Volunteers asked to oversee school district's spending of referendum funds can get to work.
Robert Christopher, chairman of the citizens’ financial oversight committee, said he is ready to concentrate on what he volunteered to do for the School District of Manatee County.
On Sept. 25, by a 4-1 vote among School District of Manatee County board members, the charter for the citizen’s financial oversight committee finally passed.
The one dissenting vote belonged to board member Dave Miner.
“I don’t know what Miner’s problem is,” Christopher said.
As part of taxpayers agreeing to the 1-mill referendum in March, it was stipulated a citizens’ oversight committee had to be formed to oversee the use of those funds.
The 18-person committee formed in May and wrote up its own charter, but the school board didn’t pass the charter until Sept. 25. That left the committee in limbo.
Some school board members said they had a problem with the fact the charter didn’t specify a term limit for volunteer members.
Miner said he didn’t vote for the charter because its purpose was not clear.
“I frankly did not understand specifically what we were asked to approve,” Miner said. “Without having a clear understanding of what was to be adopted, I will not give it my consent.”
Miner earlier had drafted his own charter for the committee, which he said had a clear objective. He said he wants to reassure his constituents the committee can accomplish its purpose.
Miner also said that he was making sure the committee didn’t waste funds given to it by the district by trying to oversee other millage money, like money from the half-cent sales tax.
“We gave them a jurisdiction,” Miner said. “You’re wasting money on something that’s being done by others. Certainly, we shouldn’t use this money to satisfy Mr. Christopher’s curiosity.”
Christopher, who said he was only pursuing tasks intended for the committee, wondered whether Miner had a personal issue with him.
“All of our past interactions have been friendly,” Christopher said. “I think he’s just playing up to his constituents.”
Chairman Scott Hopes said Miner’s line of questioning of Christopher at the Sept. 25 school board meeting was “adversarial.”

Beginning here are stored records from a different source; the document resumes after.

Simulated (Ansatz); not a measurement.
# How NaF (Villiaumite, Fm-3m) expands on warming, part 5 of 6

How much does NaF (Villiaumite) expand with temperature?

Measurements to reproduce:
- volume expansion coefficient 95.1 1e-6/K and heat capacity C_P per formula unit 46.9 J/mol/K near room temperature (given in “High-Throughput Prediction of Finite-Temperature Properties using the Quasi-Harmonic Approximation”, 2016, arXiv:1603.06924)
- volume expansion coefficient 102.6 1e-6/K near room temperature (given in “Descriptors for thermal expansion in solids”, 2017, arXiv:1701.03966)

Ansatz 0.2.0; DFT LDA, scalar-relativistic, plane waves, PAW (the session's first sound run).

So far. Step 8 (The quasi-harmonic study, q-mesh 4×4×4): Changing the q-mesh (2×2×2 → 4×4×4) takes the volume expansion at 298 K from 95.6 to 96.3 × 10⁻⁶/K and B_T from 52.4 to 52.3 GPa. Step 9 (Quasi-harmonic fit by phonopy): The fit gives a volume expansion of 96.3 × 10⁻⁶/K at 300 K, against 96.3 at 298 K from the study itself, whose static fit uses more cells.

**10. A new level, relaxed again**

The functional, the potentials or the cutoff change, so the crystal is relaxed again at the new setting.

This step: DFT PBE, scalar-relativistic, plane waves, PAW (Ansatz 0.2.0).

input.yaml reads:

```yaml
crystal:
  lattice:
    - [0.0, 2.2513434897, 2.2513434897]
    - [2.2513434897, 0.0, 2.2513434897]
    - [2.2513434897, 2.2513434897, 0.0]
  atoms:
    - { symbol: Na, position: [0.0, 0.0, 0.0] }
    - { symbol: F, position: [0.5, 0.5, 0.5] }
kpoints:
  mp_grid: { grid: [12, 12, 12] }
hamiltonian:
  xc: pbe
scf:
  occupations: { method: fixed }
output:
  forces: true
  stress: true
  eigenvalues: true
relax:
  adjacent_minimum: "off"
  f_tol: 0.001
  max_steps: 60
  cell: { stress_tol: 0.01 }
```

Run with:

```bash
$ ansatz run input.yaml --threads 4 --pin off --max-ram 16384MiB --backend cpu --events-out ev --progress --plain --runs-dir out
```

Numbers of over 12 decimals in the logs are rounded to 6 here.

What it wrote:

Christopher said the committee just wants to get to work.
“We will be a very productive committee,” Christopher said. “Even without a charter, we’ve been attending meetings. We can get back to doing what we volunteered to do.”
Norm Neilson, a committee member, didn’t understand why simply approving a charter could get so difficult.
“We just take a look at the finances and let (the school board) worry about the rest,” he said.
School board member Gina Messenger said the reason the charter took so long to pass wasn’t because of one school board member holding it back, but because of the way government works.
“I know it was on the agenda for a while,” Messenger said. “I think we gave the committee some suggestions and they took those into consideration and brought a new charter back to us a few times. It’s really just the wheel of government that runs slow.”